Things we tried to fix this:

1. Analyze table

2. Restart our application

3. Recreate the function

4. Kill the slow running queries with pg_cancel_backend()

These things did not help.

Instead what helped in the end was to replace the function with an extra useless where clause (in the hope that it would force it to create a new plan)
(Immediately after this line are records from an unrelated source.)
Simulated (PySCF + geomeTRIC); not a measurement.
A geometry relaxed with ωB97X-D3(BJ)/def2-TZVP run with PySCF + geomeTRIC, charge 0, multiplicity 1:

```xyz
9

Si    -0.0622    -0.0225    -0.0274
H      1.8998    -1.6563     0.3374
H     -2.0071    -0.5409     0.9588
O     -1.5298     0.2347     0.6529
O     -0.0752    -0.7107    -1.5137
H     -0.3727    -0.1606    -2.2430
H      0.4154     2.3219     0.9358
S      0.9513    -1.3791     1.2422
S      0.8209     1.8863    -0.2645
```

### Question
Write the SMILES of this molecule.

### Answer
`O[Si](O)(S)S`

So, the function only have a single SELECT inside:

RETURN QUERY
SELECT * FROM table
WHERE bigint_column = X

LIMIT 100 OFFSET 0;

And this is my modification that made it work again:

RETURN QUERY

SELECT * FROM table
WHERE bigint_column = X AND 1=1
LIMIT 100 OFFSET 0;

Obviously we are now worried why this happened and how we can avoid it in the future? We run Postgres 9.3 on CentOS 6.

Thanks!

Victor

Re: Query plan not updated after dropped index

From

Oleg Bartunov

Date:

18 February 2016, 09:21:29

On Thu, Feb 18, 2016 at 11:17 AM, Victor Blomqvist <vb@viblo.se> wrote:

Hello!

We just had a major issue on our databases, after a index was replaced a user defined function didnt change its query plan to use the new index. At least this is our theory, since the function in question became much slower and as a result brought our system to a halt.

Basically it went:
1. create new index (a simple btree on a bigint column index)
2. drop old index
3. rename new index to old index name

why do you did this !?

3. analyze table

After these steps normally our functions will update their plans and use the new index just fine. However this time the function (only one function use this particular index) seemed to take forever to complete. This is a 40GB table so querying for something not indexed would take a long time. Therefor my suspicion is that the function didnt start to use the new index.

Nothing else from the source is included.